Written By Chris Dolan and Aimee Kirby
This week’s question comes from Laurie in San Francisco, CA, who asks: I want to understand why attorneys are not interested in my daughter’s case. Fellow students physically bullied my daughter for years in middle school. When it started happening, I thought the best approach was to let the kids work it out amongst themselves. When it poured into her second year in middle school, I talked to her teachers about it, and they all indicated they didn’t see anything happening in their classrooms. By her last year in middle school, it got really bad. She withdrew from us at home, was very anxious, and I believe she was receiving threats on social media. She wouldn’t talk much about it, and I think the teachers telling us that they didn’t see it happening made her feel like maybe it was not occurring. My family and I decided to move school districts so she could start fresh at a high school without bullies. She has been doing much better at her new school this year and will be a Sophomore next year. As she has gotten some distance from what happened, she has told me more details of what occurred for three years in middle school.
My daughter told me that three girls, whom she refused to name, would follow her in the hallways at school weekly and push and shove her while laughing at her. The girls would make fun of her clothing and hair (my daughter is half African American and half white in a predominately white school). They would also find her during lunch and get people to join them in making fun of her. She also received texts and calls from various numbers she didn’t know. My daughter didn’t save these horrible, mean texts, and we have no way to prove this happened. Is it too late to sue for what happened three years ago? Attorneys told us we missed a deadline in the law and refused to take the case.
I am so sorry to hear what your daughter endured during middle school. Many dismissed bullying when I was in school as “kids being kids.” Today bullying is finally getting attention throughout our country. With the advent of social media, bullying has taken on a new form, far from prank calls and toilet papering houses to disturbing behavior that can hurt children very deeply. These cases are just starting to get the justice they deserve as everyone slowly abandons the “kids being kids” mentality.
The first thing an attorney will do is determine the Statute of Limitations for your cause of action. The Statute of Limitations for a civil case dictates how much time you have to settle your case or file a civil lawsuit. You would have two separate cases here. One case would be against the school district for negligent supervision of your daughter, and the second would be against the parents and children who did this. Depending on the facts, sometimes the actions of a minor can be attributed to the parents. Both cases have different Statutes of Limitations.
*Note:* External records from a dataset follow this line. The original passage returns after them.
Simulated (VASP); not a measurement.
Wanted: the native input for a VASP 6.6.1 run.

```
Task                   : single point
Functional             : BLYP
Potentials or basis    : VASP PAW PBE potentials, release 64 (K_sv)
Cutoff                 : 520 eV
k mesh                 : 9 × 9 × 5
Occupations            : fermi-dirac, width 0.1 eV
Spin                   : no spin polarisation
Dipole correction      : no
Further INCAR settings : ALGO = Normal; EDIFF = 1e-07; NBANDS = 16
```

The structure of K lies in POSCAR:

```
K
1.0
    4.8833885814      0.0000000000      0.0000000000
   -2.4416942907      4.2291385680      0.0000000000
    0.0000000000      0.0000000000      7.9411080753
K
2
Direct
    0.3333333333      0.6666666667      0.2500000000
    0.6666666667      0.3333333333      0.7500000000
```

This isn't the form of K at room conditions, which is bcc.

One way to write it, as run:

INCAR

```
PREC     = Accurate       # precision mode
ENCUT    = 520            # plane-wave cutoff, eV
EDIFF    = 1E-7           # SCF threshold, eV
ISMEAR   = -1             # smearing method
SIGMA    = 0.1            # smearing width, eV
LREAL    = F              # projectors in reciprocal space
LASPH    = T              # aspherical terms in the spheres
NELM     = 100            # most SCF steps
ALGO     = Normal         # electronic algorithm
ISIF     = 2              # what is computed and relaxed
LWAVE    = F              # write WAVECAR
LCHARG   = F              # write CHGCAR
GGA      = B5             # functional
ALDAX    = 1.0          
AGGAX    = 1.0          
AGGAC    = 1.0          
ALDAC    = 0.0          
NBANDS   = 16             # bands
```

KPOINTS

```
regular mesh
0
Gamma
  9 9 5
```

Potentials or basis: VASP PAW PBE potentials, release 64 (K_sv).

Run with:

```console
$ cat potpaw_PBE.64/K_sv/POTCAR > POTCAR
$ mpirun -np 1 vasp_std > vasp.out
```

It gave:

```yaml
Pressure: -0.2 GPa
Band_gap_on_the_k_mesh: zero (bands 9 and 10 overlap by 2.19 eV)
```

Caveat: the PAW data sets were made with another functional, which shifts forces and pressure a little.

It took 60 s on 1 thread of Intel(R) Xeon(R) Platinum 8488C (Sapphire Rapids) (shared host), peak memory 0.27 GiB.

Claims and lawsuits against Government Entities are complex and generally can only be handled with an attorney. When you sue a Government Entity, like a School District, you must give them notice of the claim within six months of it happening and file a civil lawsuit generally within one year of it occurring. If you fail to file the Notice of Claim within six months, you can seek relief from the government entity and, if denied, the court if you are within one year of the act happening. There are exceptions to these requirements for childhood sexual abuse victims because the law recognizes that children often suppress these memories until adulthood as a coping mechanism.
If you are not suing a Government Entity, the general statute of limitations for personal injury is two years from the date of loss unless the child is a minor. Then you have 18 years plus two years for the Statute of Limitations to expire. That means that you would have the possibility to sue on your daughter’s behalf the parents and the children that did this. The case appears to have lapsed against the school district if a year has passed since the last bullying incident.
However, when considering what actions to take in cases involving children, we always counsel our client on what the recovery may be and what the litigation would require of the minor and their family throughout the litigation. In this case, the causes of action against the minors and parents would be intentional torts. That means they are not an accident but an intended act. The problem with intentional torts is that there is no insurance for the acts, so these parents would have to have liquid assets to make any settlement offer. Without applicable insurance, any recovery will be difficult.
The other consideration is the mental well-being of your daughter. You could option filing in small claims court, which has a cap on the award amount. However, in that situation, your daughter would still have to appear in court, tell the judge what happened, and deal with facing these children, perhaps again. Filing in Small Claims Court limits in-person depositions and written discovery. The litigation experience is challenging for children, so we only suggest it when the financial recovery is significant and can help them in their future. It is a balancing act that only a parent can decide for their child as to whether filing makes sense. In your case, there was a limitation on suing the School District because the statute had expired to file. Additionally, the lack of insurance to cover the minors and the parents, and the amount you would be awarded, are grounds for which the attorneys you have spoken to may have decided not to move forward with representing you.
I am so sorry this happened to your daughter and that the law, both criminally and civilly, doesn’t have the justice she requires. I hope the distance from these kids and the new school help your daughter and your family heal.